Cistercian Monks of Tarrawarra
The Cistercian monks of Tarrawarra arrived at their beautiful location in Victoria’s Yarra Valley in 1954. They brought with them an ancient tradition of monastic living based on the 6th Century Rule of Saint Benedict. The name “Cistercian” derives from the ancient abbey of Cîteaux or Cisteaux in France where, in 1098, a stricter and more contemplative observance was initiated.
|Br Samuel is one of two deacons ordained by Bishop Les Tomlinson in the Abbey church, 14 May 2011. Photo: Min Jung Kong.|
The life of a modern Cistercian monk revolves around the celebration of the Liturgy of the Hours. Seven times daily the monks assemble in the Abbey church to sing the divine office and to open their hearts to God’s word. Community prayer is supplemented by long periods of sacred reading and personal prayer and by the quiet and recollected atmosphere of the monastery.
To support themselves the community operates a business which provides eucharistic breads to parishes and communities throughout Australia. The monks run a 400-hectare beef farm. The monastery also maintains a small guest house.
At the heart of every monastic vocation is the desire to seek God in the context of a disciplined life. The contemplative life is a long-term project which requires a generous heart and a balanced and sociable personality.

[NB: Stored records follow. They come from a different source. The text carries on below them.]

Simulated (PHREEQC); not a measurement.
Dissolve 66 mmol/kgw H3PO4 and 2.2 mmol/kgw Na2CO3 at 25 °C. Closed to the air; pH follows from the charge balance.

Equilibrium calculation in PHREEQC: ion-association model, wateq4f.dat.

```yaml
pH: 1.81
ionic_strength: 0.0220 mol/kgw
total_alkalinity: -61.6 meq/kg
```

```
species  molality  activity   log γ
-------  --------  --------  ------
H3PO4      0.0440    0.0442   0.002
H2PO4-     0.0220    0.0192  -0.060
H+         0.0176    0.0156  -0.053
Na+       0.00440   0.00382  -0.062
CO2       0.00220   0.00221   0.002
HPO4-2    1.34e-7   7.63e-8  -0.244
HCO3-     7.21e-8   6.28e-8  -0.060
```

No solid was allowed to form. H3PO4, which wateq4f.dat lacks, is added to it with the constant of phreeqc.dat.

The role of the monk in the Church is, as Deacon Joseph Chua says, “to give witness in a concrete and radical way to humanity’s deepest aspiration for ultimate meaning.”
Abbot David Tomlins sums up Cistercian life thus: “It is a lifelong schooling in God’s amazing love through listening to God’s word in community and personal prayer in company with the brothers and guests. I also hear the challenge to share that love through deep respect, patience, forgiveness and self-forgetfulness. The monk is a work in progress.”